In perl, -T returns true if is a text file and
-B returns true if is binary.
How do you do this in ruby? I’ve checked File, FileTest, and
File.Stat - nothing there to test for text vs. binary filetype.
Thanks,
P
···
–
^~^~^~^~^~^~^~^~^~^~^~^~^~^~^~^~^^~^~^~^~^
Peter B. Ensch peterbe@attbi.com
^~^~^~^~^~^~^~^~^~^~^~^~^~^~^~^~^^~^~^~^~^
Yukihiro Matsumoto wrote:
Hi,
In perl, -T returns true if is a text file and
-B returns true if is binary.
You have to define what is text file first. Traditional Perl test
does not work for Japanese text (nor Unicode text).
matz.
Ah! Not having worked with Unicode before, I had not considered this.
Does your answer assume that I need to define ‘text file’ and then
open/read the file to see if it meets the definition? In other words,
it is not possible to do something like:
if text file
open and process
else
do not open
end
BTW, thanks for answering my question, Matz, and thanks for ruby. I’m
having a lot of fun learning it.
P
···
In message “How to test for text file” > on 03/04/17, “Peter B. Ensch” pNOeterSPAM4MEbe@attbi.com writes:
–
^~^~^~^~^~^~^~^~^~^~^~^~^~^~^~^~^^~^~^~^~^
Peter B. Ensch peterbe@attbi.com
^~^~^~^~^~^~^~^~^~^~^~^~^~^~^~^~^^~^~^~^~^
Peter B. Ensch wrote:
Ah! Not having worked with Unicode before, I had not considered this.

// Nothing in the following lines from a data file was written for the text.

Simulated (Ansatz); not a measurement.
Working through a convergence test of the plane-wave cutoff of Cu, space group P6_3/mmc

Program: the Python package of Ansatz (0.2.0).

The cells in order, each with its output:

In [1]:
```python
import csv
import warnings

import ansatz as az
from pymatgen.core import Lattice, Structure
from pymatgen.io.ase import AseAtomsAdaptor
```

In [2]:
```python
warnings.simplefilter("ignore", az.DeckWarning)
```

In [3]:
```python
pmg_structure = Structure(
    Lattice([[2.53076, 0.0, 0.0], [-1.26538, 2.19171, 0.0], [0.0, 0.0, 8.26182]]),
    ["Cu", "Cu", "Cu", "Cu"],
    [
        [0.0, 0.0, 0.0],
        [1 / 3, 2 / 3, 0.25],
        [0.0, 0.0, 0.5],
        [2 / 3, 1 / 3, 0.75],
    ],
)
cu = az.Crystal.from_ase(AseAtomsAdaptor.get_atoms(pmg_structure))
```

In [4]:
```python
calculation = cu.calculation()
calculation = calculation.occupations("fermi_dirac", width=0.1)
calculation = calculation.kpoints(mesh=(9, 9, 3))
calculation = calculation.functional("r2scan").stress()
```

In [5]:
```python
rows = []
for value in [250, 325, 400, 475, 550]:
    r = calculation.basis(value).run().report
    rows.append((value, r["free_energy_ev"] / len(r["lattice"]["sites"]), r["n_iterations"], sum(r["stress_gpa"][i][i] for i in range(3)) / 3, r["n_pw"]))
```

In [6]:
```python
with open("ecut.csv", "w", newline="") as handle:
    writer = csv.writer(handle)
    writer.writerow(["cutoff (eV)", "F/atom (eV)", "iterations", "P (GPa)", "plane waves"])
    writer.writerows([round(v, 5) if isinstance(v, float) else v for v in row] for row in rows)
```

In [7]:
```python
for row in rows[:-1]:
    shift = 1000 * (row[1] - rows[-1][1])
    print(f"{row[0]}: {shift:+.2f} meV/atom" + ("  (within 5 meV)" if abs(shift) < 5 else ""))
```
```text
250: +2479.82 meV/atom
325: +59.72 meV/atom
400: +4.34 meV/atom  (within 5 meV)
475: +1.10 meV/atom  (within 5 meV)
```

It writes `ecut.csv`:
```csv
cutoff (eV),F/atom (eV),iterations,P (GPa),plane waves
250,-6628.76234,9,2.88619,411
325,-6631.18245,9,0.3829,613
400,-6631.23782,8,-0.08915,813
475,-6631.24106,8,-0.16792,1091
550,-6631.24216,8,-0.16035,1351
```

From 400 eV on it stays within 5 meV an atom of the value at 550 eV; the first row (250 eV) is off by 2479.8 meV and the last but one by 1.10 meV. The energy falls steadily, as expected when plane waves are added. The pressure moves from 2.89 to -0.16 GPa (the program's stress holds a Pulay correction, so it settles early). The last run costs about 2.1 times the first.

Does your answer assume that I need to define ‘text file’ and then
open/read the file to see if it meets the definition? In other words,
it is not possible to do something like:
if text file
open and process
else
do not open
end
That’s what perl does as well, internally – it opens and checks the (I
believe) first line for characters that indicate one way or the other
(NUL is a good indication of binary, CRLF is a good indication it’s
text, under Windows. Under Unix, and dealing with other character sets,
things get way hairier)
I’ve never found a good way to detect file types easily – there’s the
“file” command under many unices that looks in a database of magic
numbers to guess file formats – GIF files start with GIF8?a, where ? is
7 or 9. JPEG files start with JFIF, windows executables with MZ and
linux and many other unices use ELF. Windows NT and later stamp unicode
text files with an “ordering sequence”, I can’t remember which, but if
it’s interpreted with the bytes swapped, it’s invalid unicode, but if
correct, is a two byte “NUL” sequence, telling windows which byte order
the file is in. If the file command doesn’t see anything that indicates
a certain type, it just guesses similarly to perl and says “Binary data”
or “text file”.
Windows and DOS try to solve this with file extensions, of course, and
Macs with creator codes, and nowadays, being unix-based, it’s starting
to use some combination of MacOS magic and file extensions and guessing,
which starts to get confusing.
Unix traditionally avoids the issue by making the user decide what to
open, or just throwing errors when it gets an ugly file, like a word
processor opening a jpeg. Such fun.
Aredridel
You could use MIME::Types [RAA:mime-types], which does a decent job
of MIME Content-Type analysis, and it knows most extensions for
filee types.
I may port File::MMagic from Perl to do this sort of thing, though.
-austin
– Austin Ziegler, austin@halostatue.ca on 2003.04.18 at 22:09:30
···
On Sat, 19 Apr 2003 01:14:08 +0900, Peter B. Ensch wrote:
Yukihiro Matsumoto wrote:
In perl, -T returns true if is a text file and -B
returns true if is binary.
You have to define what is text file first. Traditional Perl test
does not work for Japanese text (nor Unicode text).
Ah! Not having worked with Unicode before, I had not considered
this. Does your answer assume that I need to define ‘text file’
and then open/read the file to see if it meets the definition? In
other words, it is not possible to do something like:
if text file
open and process
else
do not open
end
BTW, thanks for answering my question, Matz, and thanks for ruby.
I’m having a lot of fun learning it.